To show an iPad didn’t need a stylus to be productive, Apple announced iPad versions of its iWork suite, bringing a word processor, spreadsheet and, and presentation software to its tablet.

Apple’s tablet was criticized for its strong ties to the iPhone. But Sinofsky pointed out “iPad had a 3G modem BECAUSE it was built on the iPhone. If you could figure out the device drivers and software for a PC, you’d need a multi-hundred dollar USB modem and a $60/month fee at best. The iPad made this a $29.99 option on AT&T and a slight uptick in purchase price.”

A shockingly low cost

The price Apple picked for the first iPad took aim at the market for netbooks and other low-cost PCs. “Starting at $499, iPad was a shot right across the consumer laptop,” said Sinofsky. “Consumer laptops were selling over 100 million units a year! Pundits were shocked at the price. I ordered mine arriving in 60/90 days.”

And the iPad enjoyed an immediate rush of sales. “In first year 2010-2011 Apple sold 20 million iPads,” noted the the former Microsoft executive. “That same year would turn out to be an historical high water mark for PCs (365M, ~180M laptops). Analysts had forecasted more than 500M PCs were now rapidly increasing tablet forecasts to 100’s of million and dropping PC.”

An existential threat to Microsoft

And Apple’s tablet was equally bad news for Microsoft. “The iPad and iPhone were soundly existential threats to Microsoft’s core platform business. Without a platform Microsoft controlled that developers sought out, the soul of the company was ‘missing,’” said Sinofsky.

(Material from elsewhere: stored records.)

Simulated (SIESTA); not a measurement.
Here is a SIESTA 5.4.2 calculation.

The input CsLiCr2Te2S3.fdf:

An iPad accessory stood out to the head of Windows at Microsoft. “The kicker for me, though, was that keyboard stand for the iPad,” he said. “It was such a hack. Such an obvious ‘objection handler.’ But it was critically important because it was a clear reminder that the underlying operating system was ‘real’…it was not a ‘phone OS.’

“Knowing the iPhone and now iPad ran an robust OS under the hood, with a totally different ‘shell”, interface model (touch), and app model (APIs and architecture) had massive implications for being the leading platform provider for computers,” finished Sinofsky. “That was my Jan 27, 2010.”